Some hardware vendors may claim
that RAC is appropriate for every types of application.
DM Review magazine noted several issues with Oracle RAC and
suggests that the primary motive for using RAC should be to achieve
continuous availability and transparent failover:
As the overall leader in the unsegmented
data warehousing market, the game is Oracle's to win or lose.

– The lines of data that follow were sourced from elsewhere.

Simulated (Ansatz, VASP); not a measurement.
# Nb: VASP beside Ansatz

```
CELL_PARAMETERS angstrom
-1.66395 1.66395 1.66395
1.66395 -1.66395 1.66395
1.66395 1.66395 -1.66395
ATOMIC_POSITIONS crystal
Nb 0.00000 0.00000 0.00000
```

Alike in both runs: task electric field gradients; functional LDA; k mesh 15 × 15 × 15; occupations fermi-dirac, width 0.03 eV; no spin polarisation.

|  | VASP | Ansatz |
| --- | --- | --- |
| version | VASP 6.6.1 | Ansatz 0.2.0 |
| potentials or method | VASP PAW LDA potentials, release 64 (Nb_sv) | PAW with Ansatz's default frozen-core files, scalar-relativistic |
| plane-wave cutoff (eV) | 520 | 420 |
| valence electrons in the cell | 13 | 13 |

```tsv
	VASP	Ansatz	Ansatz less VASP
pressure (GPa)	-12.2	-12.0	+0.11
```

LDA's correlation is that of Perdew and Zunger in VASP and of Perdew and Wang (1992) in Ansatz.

Oracle has strength, but potential vulnerabilities include:
The paradox of high availability. In its earlier incarnation,
Oracle's RAC showed what might be described as the paradox of
high availability (HA). The more moving parts that are added to
maintain system availability, the greater the likelihood that,
in the worst case, one of them will fail, resulting in the very
scenario against which the HA was supposed to be the antidote.
In
sum, Oracle Real Application Clusters is a wonderful tool for
mission-critical databases that must have continuous availability
and for
scalability of super-large OLTP systems, but the jury is still out
about whether server blades with Oracle RAC is an optimal
choice for data warehouse applications that require high-speed table
scan performance.
A Benchmark Plan
A definitive answer to this monolithic vs. RAC
question requires a benchmark test to examine optimal parallelism in a
solid-state RAC environment vs. monolithic servers. This test
could be done on a two-node RAC
cluster with two hyper-threaded 64-bit CPU's on each node.
The benchmark test should be a TPC-H (lots of large-table full-table
scans) with inter-node parallelism (2 CPU's on the same node),
intra-node parallelism (2 CPU's, one on each node), and full
parallelism (all CPU's on all two nodes). The full parallelism test
would capture elapsed time the TPC-H run with both nodes, with
intra-node parallel query.
|